/pg_amqp

AMQP Support for Postgres

Primary LanguageC

pg_amqp 0.3.0

The pg_amqp package provides the ability for postgres statements to directly publish messages to an AMQP broker.

Building

To build pg_amqp, just do this:

make
make install

If you encounter an error such as:

"Makefile", line 8: Need an operator

You need to use GNU make, which may well be installed on your system as gmake:

gmake
gmake install

If you encounter an error such as:

make: pg_config: Command not found

Be sure that you have pg_config installed and in your path. If you used a package management system such as RPM to install PostgreSQL, be sure that the -devel package is also installed. If necessary tell the build process where to find it:

env PG_CONFIG=/path/to/pg_config make && make install

Loading

Once amqp is installed, you can add it to a database. Add this line to your postgresql config

shared_preload_libraries = 'pg_amqp.so'

Then, If you're running PostgreSQL 9.1.0 or greater, loading amqp is as simple as connecting to a database as a super user and running:

CREATE EXTENSION amqp;

If you've upgraded your cluster to PostgreSQL 9.1 and already had amqp installed, you can upgrade it to a properly packaged extension with:

CREATE EXTENSION amqp FROM unpackaged;

For versions of PostgreSQL less than 9.1.0, you'll need to run the installation script:

psql -d mydb -f /path/to/pgsql/share/contrib/amqp.sql

Using

Insert AMQP broker information (host/port/user/pass) into the amqp.broker table.

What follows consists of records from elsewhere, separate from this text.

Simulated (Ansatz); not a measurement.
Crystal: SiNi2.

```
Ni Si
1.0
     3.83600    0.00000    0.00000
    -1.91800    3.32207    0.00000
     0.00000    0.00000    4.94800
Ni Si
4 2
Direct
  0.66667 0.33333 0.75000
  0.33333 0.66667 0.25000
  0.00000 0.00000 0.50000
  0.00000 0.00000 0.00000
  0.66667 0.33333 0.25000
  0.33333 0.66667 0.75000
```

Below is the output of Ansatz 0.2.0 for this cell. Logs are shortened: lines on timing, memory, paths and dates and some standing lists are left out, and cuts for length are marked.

A process starts and connects to PostgreSQL and runs:

SELECT amqp.publish(broker_id, 'amqp.direct', 'foo', 'message');

Upon process termination, all broker connections will be torn down. If there is a need to disconnect from a specific broker, one can call:

select amqp.disconnect(broker_id);

which will disconnect from the broker if it is connected and do nothing if it is already disconnected.